JNU has a very special place in my heart. I studied a year there & spent a very large part of my youth almost every evening inside the campus, drinking tea and on good days with a samosa too.

My then childhood best friend who is now Bureau Chief New York Times, was as confused as me. Those days we were unsure where life would take us. Were we liberals or were we conservatives? We didn’t know. We were teenagers. We did scrunch our nose at some of the most gorgeous, intelligent, sexually liberated women scholars inside JNU that we met. We did not have the guts to be like them yet we looked at them with awe. We watched TV actors including Sharukh Khan in the campus walking around, mostly quite nonchalant, all trying to find a place under the sun.

The university was Left led with SFI as the elitist, just the right guys to back those days. We were idealists and anyone spewing Das Capital seemed so fabulously sexy. The women were left leaning intellectuals who wore their feminity with such pride. Shoulder to shoulder smoking with the left men and the Khadi Kurta and the cloth bag with big books, the powder huge bindi and Tilonia chappals. I was in awe. My mother has and still does, always got most stuff on sale I had Lalji sweater and FUs jeans. It was embarrassingly unfashionable. To fit in I wore the kurta, wore my 50 paisa powder bindi and carried the bag and had that tea. JNU had a vibe. Women were safe forever.

I have met Habib Tanvir and watched in awe as he taught theatre in that campus, I cried my lungs out in protest when Safdar Hashmi died. I wore a badge that said STOP MURDER OF CULTURE. Safdar’s wife was a Bengali woman called Mala. We learnt as we went along religion isn’t divisive.

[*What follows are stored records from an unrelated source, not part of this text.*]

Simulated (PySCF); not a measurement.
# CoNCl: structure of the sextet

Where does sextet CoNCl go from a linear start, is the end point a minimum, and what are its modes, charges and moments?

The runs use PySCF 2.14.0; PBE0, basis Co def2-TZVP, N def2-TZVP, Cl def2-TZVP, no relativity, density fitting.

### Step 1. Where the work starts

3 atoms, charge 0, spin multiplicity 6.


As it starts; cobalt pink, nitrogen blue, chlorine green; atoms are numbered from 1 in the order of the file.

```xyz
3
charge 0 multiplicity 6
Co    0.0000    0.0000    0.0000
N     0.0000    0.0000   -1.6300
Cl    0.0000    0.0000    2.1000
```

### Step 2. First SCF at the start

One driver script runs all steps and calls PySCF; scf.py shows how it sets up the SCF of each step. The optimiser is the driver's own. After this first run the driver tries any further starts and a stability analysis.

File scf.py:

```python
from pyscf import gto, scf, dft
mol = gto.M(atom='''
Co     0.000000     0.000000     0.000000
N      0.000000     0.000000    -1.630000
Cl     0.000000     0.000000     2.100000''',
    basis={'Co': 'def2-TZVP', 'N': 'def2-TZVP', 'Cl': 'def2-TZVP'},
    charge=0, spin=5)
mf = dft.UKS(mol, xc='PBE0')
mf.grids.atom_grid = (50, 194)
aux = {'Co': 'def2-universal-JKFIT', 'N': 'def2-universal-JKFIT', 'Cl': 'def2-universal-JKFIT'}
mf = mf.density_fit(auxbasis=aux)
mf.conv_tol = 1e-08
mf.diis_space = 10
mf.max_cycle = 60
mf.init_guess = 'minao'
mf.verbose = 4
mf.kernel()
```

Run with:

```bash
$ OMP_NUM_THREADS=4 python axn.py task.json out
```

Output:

I could sit till 2.00 am inside the campus and was safe as another man.
I agree hiking fees is terrible when you construct statues worth crores across public spaces. But there are students living inside that campus who claim to be appearing for civil services since last 8 years and publishing their Phd papers. How do you weed out those perpetrators? Another deserving candidate from a lower income group could use that hostel space. Does a minimal fee hike help in weeding out the uncles who should be kicked out of the hostel rooms and bringing in better library services? I don’t know.

Every govt has been accused of building lakes, statues to fool the ignorant of good work. Sometimes a statue in a small town acts as a landmark.

I don’t recognise this India of vandals today. I cried as I saw the Lathi wielding men inside the campus footage. I don’t recognise my youth of JNU. I don’t recognise this India anymore. Students unions have fought but women were safe forever in JNU.

I have given up belonging to any ideology. Met the greatest entitled intellectual leftists looking down on the shopkeeper who keeps ledgers and met obnoxious right wingers for whom religion and culture remains as the only identity.

I am heartbroken to see this change in my childhood home of Ganga Dhaba and Godavari hostel .

My college crush was an extremely intelligent, handsome idealist who would never compromise on his decency ever. Most of JNU was like that. Where is that Campus today?

I use my iPhone and am addicted to the camera and have given up on the hypocritical behaviour of going around saying I’m a leftist. Because I feel dishonest in that.

I would hope education institutions would still remain the bastion of ideals and higher thinking. Because eventually life catches up and when we grow older we become part of this compromise called growth and economic success. We sometimes murder our culture, our sense of identity in this idea to belong.

I pray JNU becomes the campus that it always was. My best date ever was on an evening when the sun was going down and labourers building the new library were walking back singing a tribal tune all in one row. I watched that magical dusk hour, walked up to Majnu ka Tilla and pondered where life would take me. I pray, JNU don’t change character.